Saturday, November 9, 2013

Sunday, November 3, 2013

Continuing Evolution

As I begin to read more about rubrics and students using them, I realize one thing I am missing is helping students actually write rubrics based upon projects/work that is already done.  Giving students finished products to look at and then ask them to differentiate between work that is above expectation, meeting expectation, or below expectation can help them understand how to differentiate those same characteristics in their own work.

I will continue to read and work out how to do this, but I think after the students turn in their first project, I may be able to use their work to help them then create better rubrics for the next projects.

Saturday, November 2, 2013

Changes

As I began my inquiry process, I thought I was going to look at how to use blended learning modules with my gifted students. This didn't work out too well.  There were a lot of things that created stressors in this work.  The biggest issue is that I only see the students for 20 minutes once a week face-to-face.  As eleven year olds, they are used to being in charge of their learning at this point.  They need to learn to do it - which was part of what I was planning to do.  But when they go a week at a time with no face-to-face time, they don't have the opportunity to learn - they were simply expected to do it.

As the year has progressed, I realized that I can work towards my ultimate goal of self-regulated learning and student-led learning by helping my students learn to differentiate for themselves and write their own rubrics.  I have begun to read about the use of rubrics in general and student-created ones in general.  In my own past experience, I have had issues with rubrics because I feel like they are generally written to the lowest end of mastery and make it easy for gifted and talented students to make a 100% without much effort on their part.  My hope is that by creating the rubric themselves, they will have greater ownership and mastery of the criteria will prove to be more than simply crossing t's and dotting i's.

For the past six weeks, Learning Community has been learning about the Events Leading to the American Revolution.  All students were tasked with choosing a position: Patriot, Loyalist, or Undecided.  They were then asked to prove their position with evidence from the texts that they have read.  Part of the task is to write an editorial proving to showcase their learning. The students are now four days away from their first projects being due.  There are 15 gifted students and for this first project and as a part of my inquiry, I let the asked the gifted students to choose their own project beyond simply writing an editorial.  I have several students creating websites, a couple using Minecraft to reconstruct an event from the time period, a couple creating stop-motion animation, two writing stories, and one writing a choose-your-own-adventure book.  I haven't seen any finished products, but I have been encouraged by their ownership and excitement about the projects.  My hope is that they are able to accurately and portray their knowledge of the events and to know the information deeply.  That is what I am really looking for as I receive the projects this first round.
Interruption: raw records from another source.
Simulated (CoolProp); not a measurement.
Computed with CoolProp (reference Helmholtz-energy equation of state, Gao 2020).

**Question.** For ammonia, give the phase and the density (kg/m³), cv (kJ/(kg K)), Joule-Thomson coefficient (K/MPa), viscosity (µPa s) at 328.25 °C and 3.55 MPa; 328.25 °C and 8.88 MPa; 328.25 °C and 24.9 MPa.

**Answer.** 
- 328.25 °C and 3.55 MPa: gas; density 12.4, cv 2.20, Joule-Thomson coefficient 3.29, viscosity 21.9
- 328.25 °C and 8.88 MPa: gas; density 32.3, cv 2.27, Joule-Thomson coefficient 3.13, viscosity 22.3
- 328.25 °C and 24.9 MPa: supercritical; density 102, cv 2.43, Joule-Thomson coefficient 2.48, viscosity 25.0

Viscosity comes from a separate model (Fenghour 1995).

I plan to use what I find out to guide our future endeavors with student-created rubrics.  I don't know if I'll be able to have them choose their own projects every time, but we'll see.  What I do have to work on is creating an effective reflection for the students at the end of this project.  I have so many things going on in my head for how to progress.  As we now have 1:1 iPads, I want to have the students do a lot of reflection and use technology to explain a lot of their thinking - but I don't know that it can all be part of my inquiry.  So for now, I will focus on the reflection and the student-created rubrics.

As I move through the year, however, I would like to explore the following:

  • blogging (maybe KidBlog?).
  • using Evernote - I'm not sure if this would just be a rehash of blogging.
  • Using educreations to show their thinking and learning processes for different topics including:
    • literature circle topics
    • home reading projects
    • higher-order mathematics reasoning
    • others?
Again, I know this is too much for an inquiry, but I'm really interested in helping these students go beyond simply learning and moving toward the creating.